Saturday, 7 July 2012

Review: Fiesta/The Sun Also Rises by Ernest Hemingway

The first thing that came to mind when reading Ernest Hemingway's début novel (called the far less evocative Fiesta in Europe) was the similarity to Fitzgerald – bored émigrés, alcohol, self-destruction and loveless, sadistic relationships – although, I suppose, this is inevitable given that Fitzgerald was my introduction to modern American literature. The congruity seems to imply that both authors were effective documenters of a certain ethos following the First World War, and a strong sense of despair, nihilism and impotence running through a whole class. The Sun Also Rises suffers in comparison to Fitzgerald's work, particularly The Great Gatsby and Tender is the Night, because of its locality and specificity: the sorrows of Hemingway's characters never seem to represent the sorrows of the American, or perhaps the human, condition as Fitzgerald's do. The scale seems more intimate.

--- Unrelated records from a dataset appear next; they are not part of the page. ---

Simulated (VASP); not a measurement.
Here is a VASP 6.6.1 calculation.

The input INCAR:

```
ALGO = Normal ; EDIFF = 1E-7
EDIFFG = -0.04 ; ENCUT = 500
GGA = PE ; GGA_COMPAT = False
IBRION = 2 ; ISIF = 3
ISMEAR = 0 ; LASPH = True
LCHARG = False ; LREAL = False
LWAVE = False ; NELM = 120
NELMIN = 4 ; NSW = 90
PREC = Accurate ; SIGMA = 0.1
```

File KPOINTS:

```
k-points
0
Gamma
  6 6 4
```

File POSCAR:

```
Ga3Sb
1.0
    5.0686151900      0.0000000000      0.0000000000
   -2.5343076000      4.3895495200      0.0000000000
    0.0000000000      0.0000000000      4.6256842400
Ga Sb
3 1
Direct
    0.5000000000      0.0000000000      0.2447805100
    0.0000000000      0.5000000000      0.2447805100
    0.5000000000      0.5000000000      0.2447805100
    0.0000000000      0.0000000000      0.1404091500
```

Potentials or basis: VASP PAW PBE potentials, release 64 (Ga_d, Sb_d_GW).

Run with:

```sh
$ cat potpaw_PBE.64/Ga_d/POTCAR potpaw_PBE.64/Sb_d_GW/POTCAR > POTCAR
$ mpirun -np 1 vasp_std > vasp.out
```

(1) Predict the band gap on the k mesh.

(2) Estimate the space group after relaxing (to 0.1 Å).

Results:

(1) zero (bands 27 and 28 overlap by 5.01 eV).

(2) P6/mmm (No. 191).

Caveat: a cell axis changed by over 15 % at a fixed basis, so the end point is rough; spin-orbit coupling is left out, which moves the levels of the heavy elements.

The vast majority of the novel relates a group of acquaintances' experiences at a Pamplona fiesta, most of which consist of drinking to excess, brawling with one another and watching bulls get slowly killed in the ring. Hemingway is enthusiastic about all these activities – his passion for bullfighting is well documented – and this conveys itself in the astonishing vividness and vitality of his prose: the excitement of the fiesta, the dancing with locals, the early morning wine and late evening coffee, the scorching midday sun, the crowds and the bulls themselves.


The bullfighting and the alcoholism provide the substance of Hemingway's thematic intention. The heights of emotion reached during a bullfight, the goading and taunting, and the aggression seem to represent one end of the characters' emotional scale; the opiate effect of alcohol, the passivity and impotence it causes, the other end. And yet alcohol catalyses some of the conflicts of the novel; to exaggerate feelings and exacerbate tensions; it empowers at the same time as it hinders. Perhaps its greater significance is the loss of control it causes, which is reflected in the characters' dependent financial situations and, for most of the male characters, dependent emotional situations: almost every man in the novel seems to be intolerably in love with the vivacious Brett.

Most interesting of these suitors is the character of Cohn, introduced at the beginning as a sort of hero. Cohn remains, however, a somewhat pathetic figure throughout, unwanted and uncared for, yet curiously arrogant; weak and cowering, yet, thanks to his boxing, the most physically capable character; curiously without influence in a narrative dominated by Brett's whims. The reader's perception of Cohn is certainly distorted by the first person narration, but this does not fully explain his often objectionable behaviour. Some readers have decided that this complexity in the novel's 'hero' can be resolved by declaring that Hemingway is an anti-Semite, or that he was trying to reflect the racism in this society.

An anti-Semitic reading avoids the true fascination of Cohn: if he is to be the hero, does that leave the other characters, so often his opponents, as villains? Is Cohn truly meant to be aspirational, or is he intended as some kind of critique? Hemingway's decision to thrust Cohn to the side of his narrative leave these questions unanswered, and his début novel tantalisingly incomplete.